Different variables are summarized in the following table. `y`, the logarithm of averaged electricity consumption, is the variable that we are interested in. Specifically, The electricity consumption refers to the electricity usage of the house/studio where the respondent lives in 2015, measured in kilowatthours. The quantity is average by the number of household members in the house/studio. That way, it roughly represent the level of electricity consumption of the respondent. Other variables are discussion in the following table.
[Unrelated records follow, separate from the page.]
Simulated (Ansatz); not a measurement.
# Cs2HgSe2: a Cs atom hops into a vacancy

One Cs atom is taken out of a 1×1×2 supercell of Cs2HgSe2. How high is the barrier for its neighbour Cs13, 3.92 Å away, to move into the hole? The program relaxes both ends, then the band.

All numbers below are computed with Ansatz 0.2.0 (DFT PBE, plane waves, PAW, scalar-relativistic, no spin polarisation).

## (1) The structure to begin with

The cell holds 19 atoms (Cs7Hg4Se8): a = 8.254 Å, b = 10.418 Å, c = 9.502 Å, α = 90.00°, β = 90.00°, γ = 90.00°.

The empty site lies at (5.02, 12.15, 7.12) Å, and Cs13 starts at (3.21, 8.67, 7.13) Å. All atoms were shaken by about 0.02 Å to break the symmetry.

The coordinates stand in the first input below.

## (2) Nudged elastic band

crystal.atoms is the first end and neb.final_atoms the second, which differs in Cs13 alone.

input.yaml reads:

| Sym | Abbr       | Definition                              |
| --- | ---------- | --------------------------------------- |
| z   | KWH        | electricity consumption                 |
| y   | LKWH.pers  | logarithm of KWH/NHSLDMEM               |
| x2  | NHSLDMEM   | number of household members             |
| x3  | EDUCATION  | highest education completed             |
| x4  | MONEYPY    | annual gross household income last year |
| x5  | HHSEX      | gender                                  |
| x6  | HHAGE      | age                                     |
| x7  | ATHOME     | number of weekdays someone is at home   |
| x8  | TOTROOMS + | number of rooms (including bathrooms)   |

Note that `x8` is a variable indicating the number of rooms of the house/studio of the respondent. It equals the summation of `TOTROOMS`, `NCOMBATH` and `NHAFBATH` in the original data set. `x8` is not included in the initial analysis (sections 1 to 7). 

`x3`, the education level of the respondent, is considered as a continuous variable in this project for simplicity. The detailed definition of different levels is shown in the following table.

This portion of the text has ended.